After returning from Boston last week, I expressed my displeasure with the city on Facebook, prompting a response from an old college acquaintance who lives there now. We exchanged barbs about our respective cities of residence, and he challenged me to defend my assertion that Chicago is the greatest American city. Since I am quite passionate about my hometown, and work at an institution that advances knowledge of the city, I composed a rather lengthy essay on the perks of Chicago that effectively silenced his criticism. Since many of my readers here also live outside of the Chicagoland area, I thought I'd pass my thoughts along to all of you.
Chicago is great because of its...
Chicago is home to some of the greatest cultural institutions in the United States, and the world at large. The Art Institute has one of the foremost collections of Impressionist, Post-Impressionist, and American art in the world. With the recent opening of the Modern Wing, their Contemporary and Modern European collections have an incredible new showcase. Chicago is also home to numerous other world-class museums, including the Field Museum of Natural History, the Shedd Aquarium, and the Museum of Science and Industry, not to mention the dozens of smaller institutions like the Adler Planetarium, the Museum of Contemporary Art, the Chicago History Museum, the Dusable Museum of African American History, the National Museum of Mexican Art, and the Vietnam Veterans' Art Museum.
Chicago fosters a vibrant music, theater, and dance scene. Several recent productions, including Aida, and The Producers have chosen to premiere in Chicago before heading to Broadway. The Chicago Symphony Orchestra and the Lyric Opera are among the country's best in their respective fields. Chicago is also home to a number of music festivals during the summer, such as Pitchfork and Lollapalooza, and the ongoing free summer concert series held in Millennium Park.
Numerous films have been set in, or filmed in Chicago. To name a few: Ferris Bueller's Day Off, Risky Business, The Blues Brothers, Batman Begins, and The Dark Knight. And, I'm not really sure that it qualifies as culture, but Oprah lives and films here, and she's one of the most powerful women in America.

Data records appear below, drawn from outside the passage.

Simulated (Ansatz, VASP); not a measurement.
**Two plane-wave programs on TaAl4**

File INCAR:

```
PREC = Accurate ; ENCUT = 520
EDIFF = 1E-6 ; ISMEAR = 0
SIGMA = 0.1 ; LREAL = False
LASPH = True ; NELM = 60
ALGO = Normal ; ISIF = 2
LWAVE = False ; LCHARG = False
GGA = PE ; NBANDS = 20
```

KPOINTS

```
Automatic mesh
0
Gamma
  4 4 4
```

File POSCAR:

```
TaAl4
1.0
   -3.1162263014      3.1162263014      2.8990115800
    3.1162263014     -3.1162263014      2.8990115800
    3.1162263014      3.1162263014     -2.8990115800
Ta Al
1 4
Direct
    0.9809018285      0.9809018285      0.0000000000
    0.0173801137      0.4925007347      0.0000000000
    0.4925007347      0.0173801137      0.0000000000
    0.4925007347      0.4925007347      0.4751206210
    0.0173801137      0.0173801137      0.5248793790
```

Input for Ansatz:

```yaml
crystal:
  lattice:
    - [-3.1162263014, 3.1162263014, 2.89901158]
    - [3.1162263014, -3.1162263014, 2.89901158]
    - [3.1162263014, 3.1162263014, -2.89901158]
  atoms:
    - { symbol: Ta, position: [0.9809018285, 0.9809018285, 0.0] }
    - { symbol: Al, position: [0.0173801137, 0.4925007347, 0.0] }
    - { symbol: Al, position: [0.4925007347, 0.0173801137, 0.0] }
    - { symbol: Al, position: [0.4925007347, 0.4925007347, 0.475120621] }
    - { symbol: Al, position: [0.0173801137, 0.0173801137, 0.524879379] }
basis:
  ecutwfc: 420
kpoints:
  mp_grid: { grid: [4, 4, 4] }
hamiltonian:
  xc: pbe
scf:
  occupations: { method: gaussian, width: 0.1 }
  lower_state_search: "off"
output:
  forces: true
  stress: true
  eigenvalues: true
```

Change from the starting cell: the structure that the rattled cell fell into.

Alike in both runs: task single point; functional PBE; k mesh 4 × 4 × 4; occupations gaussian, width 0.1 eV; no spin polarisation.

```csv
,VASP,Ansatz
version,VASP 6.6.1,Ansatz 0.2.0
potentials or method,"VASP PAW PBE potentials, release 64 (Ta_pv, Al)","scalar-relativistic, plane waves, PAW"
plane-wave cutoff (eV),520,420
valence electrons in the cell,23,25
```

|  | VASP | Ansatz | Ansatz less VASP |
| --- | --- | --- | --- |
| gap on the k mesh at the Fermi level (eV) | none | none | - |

We have deep dish pizza. End of story.
Seriously though, Chicago is often pointed to as the rising star of the American culinary scene. The city is home to Alinea, often cited as one of the best restaurants in the world, much less the United States, and the restaurants of other James Beard Award-winning chefs such as Laurent Gras (L20) and Paul Kahan (Blackbird, Avec, The Publican). Rick Bayless has all of his restaurants in Chicago. You can also find any ethnic food you might desire in one of Chicago's neighborhoods, such as Chinatown, Pilsen (Mexican), Humbolt Park (Puerto Rican), Devon Street (Indian), Greektown, Little Italy, and others.
We also have Chicago-style hot dogs.
Our lake is so big, you can't even see the other side of it. We might as well live on the ocean. We have beaches. But we also get the benefits of being in the middle of the country, like being a major transportation hub, and reasonable flight times to the edges of the country.
Architecture, and Public Art
Chicagoans invented the skyscraper. We have the tallest one in the country
(although we were dumb enough to let them rename it the Willis Tower), and some particularly fetching exemplar such as the Tribune Tower and the Carbide & Carbon Building. The city boasts two phenomenal ceilings designed by Tiffany: the glass dome of the Chicago Cultural Center, and the mosaic ceiling in the old Marshall Field flagship store (now a Macy's.) The city is also home to public art furnished by some of the greatest artists in the world. Daley Plaza contains the famous Picasso statue, nearby is a statue by Joan Miro, and Millennium Park features the popular Crown Fountain designed by Spanish artist Jaume Plenza, along with Cloud Gate, which has become a symbol of the city, not to mention the new band shell designed by Frank Gehry.
I'll be the first to admit, I could care less about this aspect of Chicago. Still, we have two baseball teams with fanatical followings, a football team with a historic stadium, an occasionally decent hockey team, and what was once a legendary basketball team. We had Michael Jordan back in the day.
Because our city burned to the ground in 1871, we were able to start fresh with modern theories of city planning. The vast majority of our streets run north/south and east/west. You'd have to be an idiot to get lost here. Older cities (like Boston) have a more idiosyncratic layout that is somewhat European in its sensibility. City planning also gave us our large swath of lakefront parks, collectively referred to as the city's front lawn.
Say what you will about Chicago politics, but you can't deny that they keep things interesting. Richard M. Daley is a legend. He may wield near dictatorial power over the city, but he gets things done. Time proclaimed him the best mayor of any major US city in 2005. We're also the hometown of President Obama, the most powerful politician in the world.
Sure, Chicago has its flaws. Every city does. No place is perfect. But I happen to think Chicago comes pretty close, and despite all my travels, I can't think of another place I'd rather put down roots for any extended period of time.